Amazon could match Walmart in terms of U.S. sales in two to three years time if JPMorgan’s prediction proves true. According to a report in CNBC, citing JPMorgan, Amazon’s gross merchandise volume in the U.S. is on track to match Walmart’s net sales in the U.S. by 2020 or 2021.
Analyst Christopher Horvers wrote to clients, “Amazon is the second-largest U.S. retailer and fastest growing at scale. We believe key drivers of Amazon’s share gains include the Prime ecosystem, endless aisle driven by third-party seller expansion, outsized growth in large, underpenetrated categories, and removing friction and moving closer to customers.”
Currently, Walmart is the leader in terms of sale with a revenue of almost $496 billion. In the U.S. alone, it had an annual revenue of $318.5 billion for the fiscal year ended in January. The way JPMorgan sees it, Amazon‘s Prime membership program — now at more than 100 million members — should hit 140 million members in 2019. Amazon is raising the price to $119 a year from $99, which Wall Street likes because it can prop up its revenue.
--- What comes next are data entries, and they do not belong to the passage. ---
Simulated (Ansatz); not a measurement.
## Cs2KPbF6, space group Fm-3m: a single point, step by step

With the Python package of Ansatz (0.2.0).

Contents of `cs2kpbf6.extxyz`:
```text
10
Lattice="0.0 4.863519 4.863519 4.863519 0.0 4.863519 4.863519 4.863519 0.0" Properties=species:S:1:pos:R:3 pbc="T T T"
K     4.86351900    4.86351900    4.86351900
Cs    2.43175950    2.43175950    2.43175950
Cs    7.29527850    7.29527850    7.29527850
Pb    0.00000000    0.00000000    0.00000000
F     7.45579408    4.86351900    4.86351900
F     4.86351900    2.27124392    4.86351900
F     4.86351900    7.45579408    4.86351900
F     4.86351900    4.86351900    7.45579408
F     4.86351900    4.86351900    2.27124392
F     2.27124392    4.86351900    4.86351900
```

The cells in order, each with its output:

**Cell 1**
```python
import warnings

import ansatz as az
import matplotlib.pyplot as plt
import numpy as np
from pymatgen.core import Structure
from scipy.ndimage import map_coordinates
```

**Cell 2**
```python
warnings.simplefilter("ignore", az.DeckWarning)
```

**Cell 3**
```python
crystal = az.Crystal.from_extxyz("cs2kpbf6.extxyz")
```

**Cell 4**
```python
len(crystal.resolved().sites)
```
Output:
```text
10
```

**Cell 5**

“Prime delivers such massive scale and features that we believe it would be very difficult for any company to replicate,” Horvers said. “The company offers same-day free shipping on more than a million items for Prime members when ordered before noon in 8,000 cities and towns. Prime Now goes a step further and guarantees two-hour delivery on tens of thousands of items in 32 U.S. cities.”
As for its high-flying stock, JPMorgan said Amazon is still in market-share accumulation mode, which will bode well for the stock that the Wall Street firm rates an overweight. The analyst said its market share from eCommerce should be 50 percent, up from 41 percent of sales, during the next few years.